The 2019 European Tour golf season begins in Hong Kong this week. The 2019 US PGA Tour season has already begun. The lesser lights have a chance to shine and winning a tournament on both tours gives a player a two-year exemption. Rory McIlroy is considering giving up his European Tour card. These facts may seem unrelated but a world tour now seems inevitable. The global tour would combine the biggest events in the United States and Europe and it would sit alongside a rest of the world tour. Patrick Reed is the favourite to win the Hong Kong Open.
The four major championships are the pinnacle of the sport and they bring together the best players. Many years ago Greg Norman proposed a world tour but the concept did not get off the ground. However, it did lead to World Golf Championship events that aimed to pit the best players against each other more often. McIlroy has identified that he must play against the best players in the world to win more majors. His loyalty to Europe is not as important as his major championship ambitions. By focusing on the PGA Tour as the rules stand he can’t captain Europe’s Ryder Cup team.
Professional golf is always evolving but television viewers want to see the best players in competition. The subplot to last season was the form of Tiger Woods but he can’t sustain interest in golf on his own. There are no dominant individuals just now so more tournaments that involve the best US and European players is the way forward. Jason Day is the only player in the top 20 from other parts of the world. Eight golfers in the top 50 in the standings were not born in Europe or the States. The top 10 is made up of six Americans and four Europeans.
The highest viewing figures are in the US and Europe and that will attract the advertisers and sponsors. The new world tour would include the majors and WGC events and in theory the 10 biggest tournaments from the two main tours. The second tier events would form a secondary tour and there could be promotion and relegation based on world rankings. Even though the favourite for this year’s Hong Kong Open is the 2018 Masters champion it would be a second tier event. Tommy Fleetwood has also entered the first counting event for the Race to Dubai.
The tournament has been on the European Tour schedule since 2002 and it has always been played at the Hong Kong Golf Club in Fanling. It’s a short course on which accuracy is more important than power. However, a player with a hot putter can contend. Low rounds are possible so this is a catch up track on which players can make up ground quickly. At 6,700 the course is short by modern standards. There are only two par 5s and the last five holes are par 4s at less than 430 yards in length. Wade Ormsby from Australia is the defending champion.

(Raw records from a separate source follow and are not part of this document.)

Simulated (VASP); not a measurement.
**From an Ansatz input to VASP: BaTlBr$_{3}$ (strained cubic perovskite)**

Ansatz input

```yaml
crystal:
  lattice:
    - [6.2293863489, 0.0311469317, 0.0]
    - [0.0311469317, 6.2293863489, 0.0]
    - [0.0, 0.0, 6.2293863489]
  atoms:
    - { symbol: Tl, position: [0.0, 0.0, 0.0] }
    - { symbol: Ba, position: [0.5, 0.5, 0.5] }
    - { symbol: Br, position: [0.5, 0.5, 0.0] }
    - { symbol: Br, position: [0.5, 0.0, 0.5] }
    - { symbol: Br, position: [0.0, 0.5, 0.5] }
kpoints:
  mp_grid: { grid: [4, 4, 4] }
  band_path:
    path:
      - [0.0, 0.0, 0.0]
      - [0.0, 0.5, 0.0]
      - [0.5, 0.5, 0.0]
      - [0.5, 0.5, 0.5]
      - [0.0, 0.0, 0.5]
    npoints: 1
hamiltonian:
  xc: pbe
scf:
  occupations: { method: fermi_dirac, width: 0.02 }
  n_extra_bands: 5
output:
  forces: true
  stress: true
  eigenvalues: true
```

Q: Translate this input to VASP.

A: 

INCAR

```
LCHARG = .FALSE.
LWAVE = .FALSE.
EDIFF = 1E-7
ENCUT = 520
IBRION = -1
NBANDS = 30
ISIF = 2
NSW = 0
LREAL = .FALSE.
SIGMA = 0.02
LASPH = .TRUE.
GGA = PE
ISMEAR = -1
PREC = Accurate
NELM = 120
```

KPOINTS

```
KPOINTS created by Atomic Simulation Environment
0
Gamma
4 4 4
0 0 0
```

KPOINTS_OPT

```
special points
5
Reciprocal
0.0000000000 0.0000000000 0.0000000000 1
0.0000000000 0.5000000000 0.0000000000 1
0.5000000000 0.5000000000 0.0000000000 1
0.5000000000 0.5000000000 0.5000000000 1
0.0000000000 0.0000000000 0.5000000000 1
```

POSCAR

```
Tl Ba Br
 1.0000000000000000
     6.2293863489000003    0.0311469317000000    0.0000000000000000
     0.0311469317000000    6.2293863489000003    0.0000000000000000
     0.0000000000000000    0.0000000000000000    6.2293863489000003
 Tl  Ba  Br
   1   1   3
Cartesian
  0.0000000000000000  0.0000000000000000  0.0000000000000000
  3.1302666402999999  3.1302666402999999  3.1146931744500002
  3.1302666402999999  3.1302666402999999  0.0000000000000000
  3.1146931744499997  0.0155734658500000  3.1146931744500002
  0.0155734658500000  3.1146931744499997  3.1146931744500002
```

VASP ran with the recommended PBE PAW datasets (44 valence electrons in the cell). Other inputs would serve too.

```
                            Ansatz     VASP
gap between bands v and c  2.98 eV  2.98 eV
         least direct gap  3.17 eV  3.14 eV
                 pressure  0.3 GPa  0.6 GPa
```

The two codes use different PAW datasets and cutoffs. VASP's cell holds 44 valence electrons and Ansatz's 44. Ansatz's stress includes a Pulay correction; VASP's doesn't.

Fleetwood and Rafa Cabrera Bello finished in the top 10 last year so can handle the course and are respected. Lucas Bjerregaard has the greens in regulation stats to contend this week but hitting enough fairways could be an issue. Sam Horsfield is a potential winner in Europe this season but he is more suited to longer courses where driving distance is more important than driving accuracy Miguel Angel Jimenez from Spain has by far the best course form with four wins in the event but winning may be beyond the veteran this year. His compatriot, Sergio Garcia, has the best skills’ profile and decent accuracy numbers last season so he is the player to back.